Taking a Second Look: How One County is Working to Minimize Pretrial Detention

By: Patrick Griffin

Featured Jurisdictions Jail Populations Pretrial Services January 8, 2018

The initial decision to detain or release an accused person, either with or without financial and other conditions, is made by a judicial officer—usually pretty quickly, and often with a minimum of information. But this quick decision can have serious long-term consequences, and not just for individual detainees.

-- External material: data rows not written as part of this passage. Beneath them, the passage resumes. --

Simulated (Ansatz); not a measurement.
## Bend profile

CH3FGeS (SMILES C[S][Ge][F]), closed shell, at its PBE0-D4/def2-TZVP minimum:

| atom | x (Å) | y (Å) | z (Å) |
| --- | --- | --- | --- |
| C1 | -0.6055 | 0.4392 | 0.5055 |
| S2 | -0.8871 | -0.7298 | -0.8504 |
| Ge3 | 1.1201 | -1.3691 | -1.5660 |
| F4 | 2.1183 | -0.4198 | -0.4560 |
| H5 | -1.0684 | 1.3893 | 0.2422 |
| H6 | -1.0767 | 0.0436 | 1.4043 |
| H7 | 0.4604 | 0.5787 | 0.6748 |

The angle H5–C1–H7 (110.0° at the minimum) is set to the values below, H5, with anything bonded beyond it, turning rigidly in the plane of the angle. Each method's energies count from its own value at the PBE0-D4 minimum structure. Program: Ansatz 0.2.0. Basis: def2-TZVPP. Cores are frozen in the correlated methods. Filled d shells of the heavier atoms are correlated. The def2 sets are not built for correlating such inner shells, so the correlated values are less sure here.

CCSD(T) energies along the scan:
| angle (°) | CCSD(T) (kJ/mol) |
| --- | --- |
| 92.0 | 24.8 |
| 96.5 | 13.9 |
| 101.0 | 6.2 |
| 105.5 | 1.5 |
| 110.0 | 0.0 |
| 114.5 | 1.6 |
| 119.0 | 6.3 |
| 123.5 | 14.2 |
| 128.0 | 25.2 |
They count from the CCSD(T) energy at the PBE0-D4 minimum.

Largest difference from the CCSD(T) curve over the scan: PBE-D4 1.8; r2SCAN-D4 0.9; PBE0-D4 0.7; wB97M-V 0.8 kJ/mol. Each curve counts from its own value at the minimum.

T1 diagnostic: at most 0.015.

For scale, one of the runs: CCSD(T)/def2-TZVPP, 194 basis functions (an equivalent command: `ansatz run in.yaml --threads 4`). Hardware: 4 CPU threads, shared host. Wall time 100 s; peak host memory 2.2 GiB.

So why not take a second look?

Eight Safety and Justice Challenge sites have instituted procedures for revisiting initial detention and bail decisions on a routine basis. From a system point of view, it’s about “saving bed days”—finding ways to minimize unnecessary pretrial holding. For individual defendants, though, second looks like these can save a lot more—jobs, families, even lives. Some of the second-look approaches being taken by Safety and Justice Challenge jurisdictions are simple; some are highly complex and collaborative. Lucas County, Ohio’s is both.

It’s called the Population Review Team: about ten people as a rule, including representatives of the Toledo Legal Aid Society (which represents indigent defendants) and the City of Toledo Law Department (which prosecutes them), along with the Lucas County Sheriff’s Office, Pretrial Services, the Criminal Justice Coordinating Council, and other local agencies and providers. They meet every week for a couple of hours, combing page by page through a fat printout showing charges, criminal histories, risk assessment scores and other details on Lucas County’s entire pretrial jail population.

They’re looking for deals: good candidates for a modified bond, release on appropriate conditions, or expedited case resolution. They concentrate on defendants who were recommended for pretrial release by the county’s risk instrument, the PSA Court, but who for one reason or other were held anyway, as well as defendants charged with low-level offenses but not recommended for release because of past criminal activity or failures to appear. They don’t just rely on what’s in the printout: each of the participants has access to sources of additional information about defendants—affidavits and incident reports on file, needs assessment results, community service histories, active cases in neighboring court systems, etc.

Sean McNulty, the Toledo Legal Aid Society’s Chief Public Defender and a frequent participant in Population Review Team meetings, says that “if we can predict the likely outcome of a case at the next court event, then this review provides us with an opportunity to reach that outcome in two days, not two weeks. It helps the system become more efficient, but it also affords our clients a chance to be released from custody earlier-—thereby decreasing the likelihood that their lives will further destabilize while they remain incarcerated.

When the meeting is over and the team’s release recommendations have been recorded, the defender representative typically heads straight across the street to meet with clients in the Lucas County Jail, explain the Population Review project, and present the proposed offers. If clients agree, their cases come before a Toledo Municipal Court judge at an expedited hearing a day or two later, and they are released.

Regular deep dives into the county’s pretrial population have given Population Review Team members a chance to spot trends, detect bottlenecks and snags, and come up with simple policy fixes for chronic problems. The project has engendered useful habits of interagency collaboration and information sharing, and created a sense that there are certain basic goals and values—efficiency, proportionality, common sense—that everyone in the justice system ought to own.

Lucas County has plans to expand its Population Review Team approach in 2018, hoping to get similar benefits with a new target population: people being held for felonies who have an identified need for mental health or substance abuse treatment. The hope for the expansion—led by the Toledo Legal Aid Society and dubbed the Opportunity Project—is that a connection to services at the pretrial stage can improve court and other outcomes for a behavioral health population.